The government argued that the "critical circumstances period" stretched from April to November 2021 despite the statute's description of the period as 90 days, Sweet Harvest said. DOJ mixed its treatment of the time period examined by Commerce when evaluating critical circumstances with the actual entries that are the subject of the Department’s critical circumstances finding, Sweet Harvest said.
The statute directs the ITC to determine whether the remedial effect of the order "to be issued will" be undermined, "not the efficacy of the provisional measures already in place," Sweet Harvest said. The government and the defendant-intervenors argued for a construction that is "contrary to the plain language of the critical circumstances provision," Sweet Harvest said. The statute "plainly states" that the entries subject to Commerce’s affirmative critical circumstances finding are identical to entries where liquidation was suspended 90 days early.
Sweet Harvest also claimed that the government used outdated inventory data in its assessment. The ITC sought updated data for its investigation on honey from Argentina while it simultaneously argued that deadlines prevented similar information gathering in its investigation on Vietnam, Sweet Harvest said.

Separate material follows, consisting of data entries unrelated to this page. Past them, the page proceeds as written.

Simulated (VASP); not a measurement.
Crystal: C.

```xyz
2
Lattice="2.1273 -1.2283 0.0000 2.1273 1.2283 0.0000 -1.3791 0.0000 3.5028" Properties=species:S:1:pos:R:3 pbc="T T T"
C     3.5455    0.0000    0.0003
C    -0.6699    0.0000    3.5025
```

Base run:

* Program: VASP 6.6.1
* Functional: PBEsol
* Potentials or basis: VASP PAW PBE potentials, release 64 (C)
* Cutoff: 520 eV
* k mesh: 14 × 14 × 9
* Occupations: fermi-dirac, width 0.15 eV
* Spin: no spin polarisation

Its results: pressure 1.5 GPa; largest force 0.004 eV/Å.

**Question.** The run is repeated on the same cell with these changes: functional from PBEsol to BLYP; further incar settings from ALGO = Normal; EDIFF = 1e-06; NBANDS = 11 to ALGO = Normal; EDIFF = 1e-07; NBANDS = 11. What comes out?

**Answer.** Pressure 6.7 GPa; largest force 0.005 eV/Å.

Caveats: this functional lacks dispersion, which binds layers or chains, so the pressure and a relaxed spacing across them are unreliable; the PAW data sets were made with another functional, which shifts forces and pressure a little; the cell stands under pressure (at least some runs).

The question of whether end-users were supposedly “stockpiling” critical circumstances entries was not raised until the petitioners made the allegation in the pre-hearing brief. After the allegation, while the record was still open, Sweet Harvest said that it showed that a significant portion of the "critical circumstances" were not in a position to seriously undermine the remedial effect of the AD order yet to be issued because they had been consumed. The government can't argue that Sweet Harvest failed to exhaust its remedies when that information was placed on the record on the same issue, Sweet Harvest said.